THE Midland Tigers haven’t played on Midland oval in over 20 years but their decision to move from their home ground has hurt them, according to President Ian Boot and committee member Leon Reed.
Mr Reed, a veteran player and committee member who played his junior and part of his senior football on Midland Oval, gave an impassioned deputation at Monday’s Special Elector’s Meeting.
“Does anyone know where we live?” he asked.
“Middle Swan, way out the back here, you couldn’t find us if you tried.
“We’ve had whole teams go missing.
“We’re 121 years old this year, 121 years old.
“We folded for World War I, we folded the second time for World War II, we folded the third time for economic strategies this mob put in for us to fail.
“We were willing to give it a go, to move away from Midland Oval, and now nobody knows where we are.”

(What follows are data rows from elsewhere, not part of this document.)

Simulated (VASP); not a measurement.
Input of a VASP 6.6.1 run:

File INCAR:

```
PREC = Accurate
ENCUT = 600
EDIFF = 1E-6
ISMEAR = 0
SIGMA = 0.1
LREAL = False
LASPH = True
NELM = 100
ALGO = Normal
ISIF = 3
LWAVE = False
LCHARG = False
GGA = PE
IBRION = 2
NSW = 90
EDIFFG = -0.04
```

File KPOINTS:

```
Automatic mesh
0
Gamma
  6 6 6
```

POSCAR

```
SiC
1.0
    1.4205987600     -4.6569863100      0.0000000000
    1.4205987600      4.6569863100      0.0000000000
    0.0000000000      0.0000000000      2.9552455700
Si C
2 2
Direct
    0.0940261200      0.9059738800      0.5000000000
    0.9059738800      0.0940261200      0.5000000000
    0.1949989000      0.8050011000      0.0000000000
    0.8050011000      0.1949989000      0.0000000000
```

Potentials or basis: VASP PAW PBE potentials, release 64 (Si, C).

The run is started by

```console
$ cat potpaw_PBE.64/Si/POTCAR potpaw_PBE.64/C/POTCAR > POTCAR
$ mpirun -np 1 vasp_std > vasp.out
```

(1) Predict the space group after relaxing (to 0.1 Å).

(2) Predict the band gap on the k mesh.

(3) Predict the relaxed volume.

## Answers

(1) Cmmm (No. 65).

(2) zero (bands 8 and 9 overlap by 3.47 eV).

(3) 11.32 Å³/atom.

Speaking after the meeting, Tigers president Mr Boot said that while he realised you can’t stop progress, since their move the club had struggled financially and socially.
He added there was a need for any development to recognise the rich sporting history of Midland oval.
“From a club perspective, you can’t hold back progress.
“When we first left we were disadvantaged, we’ve struggled to keep the doors open three or four times and one year we didn’t play football at all.
“At the least we’d like to see Midland Football Club remembered as an integral part of the Midland area.
“Our people would like to go back to Midland Oval but I can’t see it happening.
“I would say if we stayed at Midland Oval, we would roughly be in the same position but at the same time, Midland Oval is more accessible, and it’s history and tradition for us, that’s the principle thing, Midland Oval is tradition, it’s part of the club’s heritage.
“We’d be hurt if there’s no acknowledgement of the time the club has spent on that oval.”
City CEO Mike Foley said the City was not aware of any sustainability issues at the Tiger’s home ground, North Swan Park Pavilion and that the historic importance of Midland Oval was strongly acknowledged in the plan for New Junction.
However the City did not clarify if that historic importance specifically acknowledged the Midland Tigers.